Lacey and Lacey (No.2)

Case

[2016] FCCA 1719

11 July 2016


FEDERAL CIRCUIT COURT OF AUSTRALIA

LACEY & LACEY (No.2) [2016] FCCA 1719
Catchwords:
FAMILY LAW – Property – Application by the wife for an order that the husband pay interest on the sum of $1m from 27 February 2016 to 6 June 2016 – application by the wife for costs.

Legislation:

Family Law Act (Cth) 1975), ss.117, 117B

Applicant: MS LACEY
Respondent: MR LACEY
File Number: NCC 1128 of 2011
Judgment of: Judge Terry
Hearing date: 6 July 2016
Date of Last Submission: 6 July 2016
Delivered at: Newcastle
Delivered on: 11 July 2016

REPRESENTATION

Counsel for the Applicant: Mr Weightman
Solicitors for the Applicant: Bell & Johnson Solicitors
Counsel for the Respondent: Mr Graham
Solicitors for the Respondent: Palmers Solicitors

ORDERS

  1. Pursuant to s.117B(1) Family Law Act the husband shall pay interest on the principal sum of $1,000,000.00 from 27 February 2016 to 6 June 2016 fixed in the sum of $22,076.50 with such sum to be paid to the wife by 4.00pm on 8 August 2016.

  2. The husband shall pay the wife’s costs of and incidental to the enforcement application filed on 13 May 2015 fixed in the sum of $6,137.50 and this sum shall also be paid to the wife by 4.00pm on 8 August 2016.

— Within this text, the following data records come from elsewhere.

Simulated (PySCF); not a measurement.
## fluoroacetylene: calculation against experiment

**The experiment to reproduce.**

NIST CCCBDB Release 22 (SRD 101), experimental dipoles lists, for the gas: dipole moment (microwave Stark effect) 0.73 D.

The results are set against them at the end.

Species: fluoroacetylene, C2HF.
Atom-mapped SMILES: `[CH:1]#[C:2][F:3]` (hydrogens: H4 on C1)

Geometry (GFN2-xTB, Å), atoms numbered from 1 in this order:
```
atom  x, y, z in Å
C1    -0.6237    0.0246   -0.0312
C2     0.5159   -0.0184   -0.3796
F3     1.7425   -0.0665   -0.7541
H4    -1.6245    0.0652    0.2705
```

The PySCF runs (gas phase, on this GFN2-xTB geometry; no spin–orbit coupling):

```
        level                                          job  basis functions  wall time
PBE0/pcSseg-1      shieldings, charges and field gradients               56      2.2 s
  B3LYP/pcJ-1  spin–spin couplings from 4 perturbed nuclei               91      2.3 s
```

IT IS NOTED that publication of this judgment under the pseudonym Lacey & Lacey (No.2) is approved pursuant to s.121(9)(g) of the Family Law Act 1975 (Cth).

FEDERAL CIRCUIT COURT
OF AUSTRALIA
AT NEWCASTLE

NCC 1128 of 2011

MS LACEY

Applicant

And

MR LACEY

Respondent

REASONS FOR JUDGMENT

Introduction

  1. The wife seeks the following orders:

    a)That the husband pay her $22,076.50 interest on the principal sum of $1m which I ordered on 29 January 2016 be paid within 28 days. The money was not paid until 6 June 2016.

    b)That the husband pay costs of and incidental to her enforcement application filed on 13 May 2016 fixed at $6,137.50.

  2. The husband seeks dismissal of these applications and an order that the wife pay his costs of and incidental to the enforcement application.

Background

  1. On 16 January 2016 I determined that the husband should pay the wife $1m by way of interim property settlement.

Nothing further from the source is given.